Walter Benjamin (born July 15, 1892, Berlin, Ger.—died Sept. 27?, 1940, near Port-Bou, Spain) was a man of letters and aesthetician, now considered to have been the most important German literary critic in the first half of the 20th century.
Born into a prosperous Jewish family, Benjamin studied philosophy in Berlin, Freiburg im Breisgau, Munich, and Bern. He settled in Berlin in 1920 and worked thereafter as a literary critic and translator. His halfhearted pursuit of an academic career was cut short when the University of Frankfurt rejected his brilliant but unconventional doctoral thesis, Ursprung des deutschen Trauerspiels (1928; The Origin of German Tragic Drama). Benjamin eventually settled in Paris after leaving Germany in 1933 upon the Nazis’ rise to power. He continued to write essays and reviews for literary journals, but upon the fall of France to the Germans in 1940 he fled southward with the hope of escaping to the United States via Spain. Informed by the chief of police at the town of Port-Bou on the Franco-Spanish border that he would be turned over to the Gestapo, Benjamin committed suicide.
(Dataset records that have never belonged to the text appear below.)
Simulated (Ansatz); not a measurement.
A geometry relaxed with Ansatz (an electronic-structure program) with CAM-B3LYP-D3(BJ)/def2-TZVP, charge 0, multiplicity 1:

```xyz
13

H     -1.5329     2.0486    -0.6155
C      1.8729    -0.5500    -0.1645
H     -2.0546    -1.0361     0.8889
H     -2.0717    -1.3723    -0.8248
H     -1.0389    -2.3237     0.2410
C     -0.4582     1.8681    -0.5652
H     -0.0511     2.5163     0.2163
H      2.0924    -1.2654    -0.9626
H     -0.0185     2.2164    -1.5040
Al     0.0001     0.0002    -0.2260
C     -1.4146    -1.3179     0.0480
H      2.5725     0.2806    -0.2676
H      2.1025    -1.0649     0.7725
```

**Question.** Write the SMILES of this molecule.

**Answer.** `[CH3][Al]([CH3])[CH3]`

The posthumous publication of Benjamin’s prolific output significantly increased his reputation in the later 20th century. The essays containing his philosophical reflections on literature are written in a dense and concentrated style that contains a strong poetic strain. He mixes social criticism and linguistic analysis with historical nostalgia while communicating an underlying sense of pathos and pessimism. The metaphysical quality of his early critical thought gave way to a Marxist inclination in the 1930s. Benjamin’s pronounced intellectual independence and originality are evident in the extended essay Goethes Wahlverwandtschaften (1924–25; “Goethe’s Elective Affinities”) and in the essays posthumously collected in Illuminationen (1961; Illuminations), including “Das Kunstwerk im Zeitalter seiner technischen Reproduzierbarkeit” (1936; “The Work of Art in the Age of Mechanical Reproduction”).